Metric Types in Prometheus

Prometheus supports four core metric types: counter, gauge, histogram, and summary. Each serves a different purpose and affects how you write queries.

Counter: A cumulative value that only increases (or resets on restart). Suitable for metrics like total_requests_handled or errors_total.
Gauge: Represents a value that can increase or decrease, such as memory_usage_bytes, cpu_temperature, or queue_length.
Histogram: Samples observations into configurable buckets to approximate distributions (e.g., request durations). Requires rate() for meaningful query patterns.
Summary: Similar to histograms but pre-computes quantiles on the client side. Less commonly used due to limitations in aggregation and scaling.

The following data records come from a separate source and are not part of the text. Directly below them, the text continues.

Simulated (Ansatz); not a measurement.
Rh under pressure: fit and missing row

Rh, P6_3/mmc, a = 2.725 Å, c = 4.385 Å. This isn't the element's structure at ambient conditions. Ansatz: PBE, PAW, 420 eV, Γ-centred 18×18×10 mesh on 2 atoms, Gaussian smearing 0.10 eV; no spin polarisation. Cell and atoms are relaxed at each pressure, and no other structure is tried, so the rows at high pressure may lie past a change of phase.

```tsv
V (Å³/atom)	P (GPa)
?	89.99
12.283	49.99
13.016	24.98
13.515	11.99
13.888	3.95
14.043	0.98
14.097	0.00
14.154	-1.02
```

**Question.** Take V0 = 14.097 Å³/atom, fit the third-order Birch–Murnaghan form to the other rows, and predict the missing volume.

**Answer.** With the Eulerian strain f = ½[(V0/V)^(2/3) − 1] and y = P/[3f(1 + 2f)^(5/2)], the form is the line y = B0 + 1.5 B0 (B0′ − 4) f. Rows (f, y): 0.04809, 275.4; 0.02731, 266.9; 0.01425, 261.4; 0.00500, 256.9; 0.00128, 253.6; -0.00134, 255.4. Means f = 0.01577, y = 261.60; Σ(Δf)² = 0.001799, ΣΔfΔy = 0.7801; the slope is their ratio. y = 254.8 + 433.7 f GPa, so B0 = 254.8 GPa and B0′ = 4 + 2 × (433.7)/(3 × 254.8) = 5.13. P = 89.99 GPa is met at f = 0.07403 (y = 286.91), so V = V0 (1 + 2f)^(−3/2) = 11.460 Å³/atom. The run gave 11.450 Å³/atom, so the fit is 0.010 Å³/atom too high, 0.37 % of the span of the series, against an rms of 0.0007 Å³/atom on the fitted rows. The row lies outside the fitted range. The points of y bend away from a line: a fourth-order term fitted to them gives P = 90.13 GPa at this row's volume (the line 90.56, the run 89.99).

Choosing the correct type is essential; it directly impacts how metrics behave over time, how they’re queried, and how accurately they reflect system state.

Here’s a quick comparison of the four Prometheus metric types:

Metric Type	Value Behavior	Common Use Cases	Query Patterns	Notes
Counter	Increases only (resets on restart)	Requests served, errors, jobs processed	`rate()`, `increase()`	Good for tracking totals. Must use rate-based functions to be useful.
Gauge	Goes up and down	Memory usage, queue depth, temperature	Direct queries (`>`, `avg()`, etc.)	Use for current-state metrics. Must manage staleness and resets.
Histogram	Buckets values into ranges	Request durations, payload sizes	`rate(metric_bucket[5m])` + `histogram_quantile()`	Good for distribution analysis. Requires post-processing in PromQL.
Summary	Calculates quantiles locally	Latency quantiles, custom percentiles	Limited query support	Not aggregatable across instances. Use with caution at scale.

💡

For a breakdown of all Prometheus metric types and when to use them, see this guide on Prometheus metric types.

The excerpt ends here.